What did Chief Seattle say?
In pursuit of historical veracity I came across extracts from F.J. Grant’s report (pp. 433-6 of his History of Seattle, Washington) of the speech of Chief Sealth—as translated from someone else’s Chinook translation of Sealth’s into English by Henry Smith, then printed in a now unreadable edition of the Seattle Sunday Star, 29 October 1887—the whole of which I found by looking at Furtwangler’s Answering Chief Seattle on Google.
As many removes away from some situated original as this might be, it is also a long, long ways from the widely reprinted text of “Chief Seattle’s speech” that circulates in the Green movement. What struck me was the sympathetic recognition of the burden of a bleak, unforgiving religion contained in this thoroughly hybrid text. Whether it is the voice of a white man, disenfranchised from the traditions of his forebears through some shattering encounter, or the voice of a chief seeing his people’s true doom, or some conversation between them, the description is painfully acute.
[p.14] Your god seems to us to be partial. He came to the white man. We never saw him; never even heard his voice; he gave the white man laws, but he had no word for his red children whose teeming millions filled this vast continent as stars fill the firmament. No, we are two distinct races and must ever remain so. There is little in common between us. The ashes of out ancestors are [15] sacred and their final resting place is hallowed ground, while you wander away from the tombs of your fathers seemingly without regret.
Your religion was written on tablets of stone by the iron finger of an angry god, lest you might forget it. The red man could never remember nor comprehend it.
Our religion is the traditions of our ancestors, the dreams of our old men, given them by the great spirit, and the visions of our sachems, and is written in the hearts of our people.
Your dead cease to love you and the homes of their nativity as soon as they pass the portals of the tomb. They wander far off beyond the stars, as soon forgotten, and never return. Our dead never forget the beautiful world that gave them being. They still love its winding rivers, its great mountains and its sequestered vales, and they ever yearn in their tenderest affection over the lonely hearted living and often return to visit and comfort them.
Wow. That’s much better than the cloying gleep that is usually reprinted.

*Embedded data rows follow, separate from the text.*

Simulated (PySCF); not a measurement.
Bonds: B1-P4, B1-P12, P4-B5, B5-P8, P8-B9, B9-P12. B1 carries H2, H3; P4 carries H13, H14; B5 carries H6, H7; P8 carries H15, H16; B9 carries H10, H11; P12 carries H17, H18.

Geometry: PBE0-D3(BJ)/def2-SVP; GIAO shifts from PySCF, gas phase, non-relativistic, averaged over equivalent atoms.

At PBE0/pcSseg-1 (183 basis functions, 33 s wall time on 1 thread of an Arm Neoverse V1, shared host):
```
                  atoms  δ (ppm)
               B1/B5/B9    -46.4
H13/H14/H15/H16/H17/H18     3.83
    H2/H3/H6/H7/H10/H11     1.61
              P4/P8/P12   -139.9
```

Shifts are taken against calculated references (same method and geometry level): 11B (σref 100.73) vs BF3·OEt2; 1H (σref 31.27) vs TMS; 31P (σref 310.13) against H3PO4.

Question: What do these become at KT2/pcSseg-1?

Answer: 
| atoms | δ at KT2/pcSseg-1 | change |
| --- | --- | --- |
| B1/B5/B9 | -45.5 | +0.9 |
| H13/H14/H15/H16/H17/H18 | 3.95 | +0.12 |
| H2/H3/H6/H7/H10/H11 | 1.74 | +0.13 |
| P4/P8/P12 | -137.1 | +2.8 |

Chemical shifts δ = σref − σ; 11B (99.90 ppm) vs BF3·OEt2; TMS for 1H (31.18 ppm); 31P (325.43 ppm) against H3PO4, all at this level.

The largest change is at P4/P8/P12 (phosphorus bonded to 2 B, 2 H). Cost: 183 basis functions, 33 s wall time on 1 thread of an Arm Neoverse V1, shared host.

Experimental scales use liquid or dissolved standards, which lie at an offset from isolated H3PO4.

As a child, I would find arrowheads and metates left behind by Gabrieleno or Chumash—and I give credit to my parents for making sure I knew those names. As an adult I have burnt and scattered both my parents, and I know exactly where they are, and what trees those ashes fed. That is not any practice their ancestors brought with them to Turtle Island, and although I know it’s a relatively new practice in my family, I do not know who taught us to do this.